TOPEKA — Folks drink it every day, but a central element of that substance could eventually power manufacturing plants or fuel vehicles while shifting the nation toward a future of reduced reliance on oil and natural gas.
That’s the optimistic view of hydrogen’s potential from Joe Spease, chief executive officer of WindSoHy, an Overland Park company dedicated to blending cheap electricity from Kansas wind power, a vast network of underground storage caverns and technology to split hydrogen from the oxygen in water. The package could significantly reduce reliance on fossil fuels contributing to climate change and rising greenhouse gas concentrations, he said.
“The potential for green hydrogen for vehicle fuel and generating electricity is our greatest economic and environmental hope, because it’s going to be cheaper than all fossil fuels when it’s made correctly and is going to do more to stop climate change than any other technological source in the world,” Spease said. “There’s nothing not to like about it.”

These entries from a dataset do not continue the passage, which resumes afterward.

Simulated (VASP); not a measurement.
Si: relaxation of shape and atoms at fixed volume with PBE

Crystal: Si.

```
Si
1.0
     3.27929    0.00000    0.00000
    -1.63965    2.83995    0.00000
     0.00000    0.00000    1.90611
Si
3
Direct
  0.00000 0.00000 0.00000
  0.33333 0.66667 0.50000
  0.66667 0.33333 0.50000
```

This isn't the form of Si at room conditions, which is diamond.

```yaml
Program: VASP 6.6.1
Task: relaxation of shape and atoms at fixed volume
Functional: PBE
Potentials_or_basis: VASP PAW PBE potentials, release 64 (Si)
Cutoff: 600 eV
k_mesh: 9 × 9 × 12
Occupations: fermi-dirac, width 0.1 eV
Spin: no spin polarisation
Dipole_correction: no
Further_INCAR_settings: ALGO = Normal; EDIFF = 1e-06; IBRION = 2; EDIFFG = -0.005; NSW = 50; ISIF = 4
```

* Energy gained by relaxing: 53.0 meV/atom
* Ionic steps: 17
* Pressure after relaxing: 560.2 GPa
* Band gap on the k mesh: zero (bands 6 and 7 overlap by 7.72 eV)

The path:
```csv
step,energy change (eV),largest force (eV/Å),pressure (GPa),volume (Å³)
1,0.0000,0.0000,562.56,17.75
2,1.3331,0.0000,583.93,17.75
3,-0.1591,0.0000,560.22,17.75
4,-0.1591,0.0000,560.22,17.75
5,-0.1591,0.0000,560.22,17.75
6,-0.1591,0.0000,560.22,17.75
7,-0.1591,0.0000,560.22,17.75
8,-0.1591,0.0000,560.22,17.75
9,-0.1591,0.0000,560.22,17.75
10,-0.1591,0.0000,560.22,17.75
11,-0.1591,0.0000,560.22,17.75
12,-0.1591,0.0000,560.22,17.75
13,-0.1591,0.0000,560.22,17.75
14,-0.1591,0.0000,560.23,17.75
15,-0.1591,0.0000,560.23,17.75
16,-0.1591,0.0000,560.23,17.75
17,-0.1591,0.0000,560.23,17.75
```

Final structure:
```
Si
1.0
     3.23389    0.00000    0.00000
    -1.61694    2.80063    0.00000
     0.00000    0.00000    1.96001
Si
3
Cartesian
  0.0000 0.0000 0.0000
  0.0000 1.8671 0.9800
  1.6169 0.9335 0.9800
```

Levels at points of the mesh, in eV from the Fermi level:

Spease said on the Kansas Reflector podcast advances in use of nitrogen in the energy economy would lower utility costs and create millions of jobs. However, he estimated only 1/10th of 1% of people appreciated potential of hydrogen — a light, highly reactive fuel derived through a chemical process known as electrolysis. Using nature’s most abundant chemical element for energy would lower emissions of carbon dioxide into the atmosphere, but would necessitate an increase in solar and wind assets to reach environmental goals.
Companies and governments throughout the world have increased investments in hydrogen development. There’s growing interest by Congress and President Joe Biden in acceleration of research leading to affordable, abundant and clean hydrogen production and consumption in the United States.
In 2021, the U.S. Department of Energy’s Earthshot program included an initiative designed to speed deployment of hydrogen at scale. The agency plans to invest billions of dollars in lowering the cost of producing hydrogen from renewable energy such as solar and wind.
A Kansas angle
Spease said the good news was that making hydrogen with the best natural assets could result in a product cheaper than any fossil fuel.
Currently, much of the cost of producing green hydrogen was the price of power to run electrolyzers that split hydrogen from oxygen in water via electric current. A key to success of a hydrogen industry in Kansas, he said, would be the purchase of wind power generated at night when demand and cost were lowest.
Spease said this green electricity would to run industrial electrolyzers in Kansas to create massive quantities of hydrogen. The hydrogen would be stored in the state’s underground salt caverns until moved to commercial businesses through PVC pipelines.
Heavy industry — think steel or cement plants — should lower emissions by drawing hydrogen from green sources rather than the so-called gray or blue hydrogen made from natural gas or other fossil fuels that involve carbon sequestration, Spease said. He pushed back against fossil fuel advocates interested in blending hydrogen with natural gas in the nation’s existing natural gas pipeline network.
“That’s going to be a bad idea,” Spease said. “There are some people in the hydrogen industry who insist that it’s OK. All they’re doing is really trying to prolong the use of natural gas.”
Fuel pump station
At some point, he said, businesses ought to be able to install electrolyzers and underground storage tanks at fuel stations for the production and sale of hydrogen for vehicles.
Spease said cars or trucks could be converted to run on hydrogen — a strategy embraced by Amazon in a contract with hydrogen fuel cell manufacturer Plug Power for long-haul trucks. The distinction from current practice would be that hydrogen must be pumped into car or truck fuel tanks under pressure, he said.